The changes reflect an industry segment that will employ only the very top tier of advisers, according to Alois Pirker, research director at financial services research firm Aite Group.

“If you're not in that bracket, you're not going to be at a wirehouse,” he said.

Morgan Stanley, the brokerage with the largest network of advisers, next year will require brokers who generate less than $2.5 million in commissions and fees to increase their revenue by 10% to get the same payout.

As it stands, the firm's brokers earn between 28% and 47%, de-pending on their total annual revenue. Advisers in the top bracket produce $5 million or more. Advisers with nine or more years of experience who produce less than $300,000 get just 20%.

But the firm will allow brokers to be paid for smaller accounts for up to two years, “allowing advisers time to bring additional assets to the firm and gain better visibility to clients' investments,” according to language from the plan.

The firm will also introduce a fee of 0.05% for adviser-managed accounts. The fee, which applies only to new accounts and will be capped at $15,000 per year, is part of the firm's effort to funnel clients into standard nondiscretionary portfolios.

Dive deeper:The 2013 InvestmentNews/Moss Adams Adviser Compensation & Staffing Study

AWARDS EXPANDED

Morgan Stanley will also expand an award of between $20,000 and $300,000 for asset and lending growth. The award will now be available to all brokers with total growth of $300,000 or more; it was formerly just for the top 40% of brokers by annual revenue. The firm's revenue growth award will also be more widely available and can total up to 5% of total revenue.

Morgan Stanley's plan also includes a provision that will increase by nearly 60% the top rate that advisers can earn for increasing loans such as mortgages and security-backed lines of credit. In 2014, advisers will be able to earn $202,500 for increasing that lending.

Merrill Lynch, the largest brokerage by client assets, last Tuesday introduced an award for teams who double their revenue in the five years after 2013. Those teams will share a payout equal to 10% of the team's incremental revenue growth.

More than half of Merrill advisers operate in teams today, according to spokeswoman Susan A. McCabe.

The Bank of America Corp.-owned brokerage's compensation scheme also includes a new way for advisers 55 and over to retain a two- to four-year consultant's role on their team after they retire. Advisers will also now see a doubled credit for positive flows on trust fees.
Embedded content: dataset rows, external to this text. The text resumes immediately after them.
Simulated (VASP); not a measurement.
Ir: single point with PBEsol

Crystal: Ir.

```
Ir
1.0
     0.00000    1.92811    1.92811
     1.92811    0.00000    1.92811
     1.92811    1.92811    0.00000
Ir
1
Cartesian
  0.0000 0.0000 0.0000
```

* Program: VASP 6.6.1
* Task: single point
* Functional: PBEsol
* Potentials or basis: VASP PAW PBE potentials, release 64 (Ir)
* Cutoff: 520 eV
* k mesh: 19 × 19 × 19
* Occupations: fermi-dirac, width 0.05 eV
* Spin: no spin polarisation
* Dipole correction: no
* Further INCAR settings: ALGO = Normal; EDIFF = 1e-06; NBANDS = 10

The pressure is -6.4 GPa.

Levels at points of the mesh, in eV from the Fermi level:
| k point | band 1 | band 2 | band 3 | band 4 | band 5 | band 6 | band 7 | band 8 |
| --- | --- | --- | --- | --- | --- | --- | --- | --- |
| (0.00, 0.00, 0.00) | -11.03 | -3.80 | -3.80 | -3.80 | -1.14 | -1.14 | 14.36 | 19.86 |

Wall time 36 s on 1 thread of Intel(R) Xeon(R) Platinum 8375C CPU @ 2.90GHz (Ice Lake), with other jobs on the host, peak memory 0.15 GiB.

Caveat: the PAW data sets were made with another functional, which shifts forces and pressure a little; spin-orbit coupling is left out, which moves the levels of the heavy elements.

UBS, the fourth-largest wirehouse, will lift bonuses for large accounts and high amounts of new client assets while reining in the amount the company spends on lower-producing advisers.

For instance, advisers who earn more than $550,000 in commissions and fees annually will see increased expense accounts — from $500 to $10,000, based on their productivity, according to Jason Chandler, head of the Wealth Management Advisor Group at UBS.

In a similar move to Morgan Stanley's, UBS will cut payouts for some advisers who generate between $300,000 and $600,000. And the company will not pay advisers for working with households with less than $100,000, up from $75,000.

Advisers with eight or more years of experience will have to produce at least $350,000 in 2014 to earn the minimum 28% payout from the firm in 2015. That is up from $325,000 this year. Top rates still stand at a possible 48% for revenue of $3 million or more.

Does your pay stack up? Use our Compensation Calculator to find out

PAYING OFF

UBS is focused on clients with more than $1 million to invest, and so far, that focus is paying off, according to Mr. Chandler. Revenue from households with between $1 million and $10 million invested with the firm has grown 52% in the past three years, Mr. Chandler said, and revenue has grown 80% on accounts over $10 million, which the firm calls ultrahigh-net-worth clients.

“If they're growing their business and focusing on wealthier clients, they're going to make more money,” Mr. Chandler said.

The firm's new compensation plan also enhances incentives for advisers to develop formal financial plans with their clients. Mr. Chandler said the plan also increases by 10 percentage points the kickback to advisers' expense accounts for drawing up financial plans for customers.

Andrew Tasnady, managing partner of consultant Tasnady & Associates, said UBS joins its competitor Wells Fargo in emphasizing these plans. “When done and done well, it definitely pays,” he said.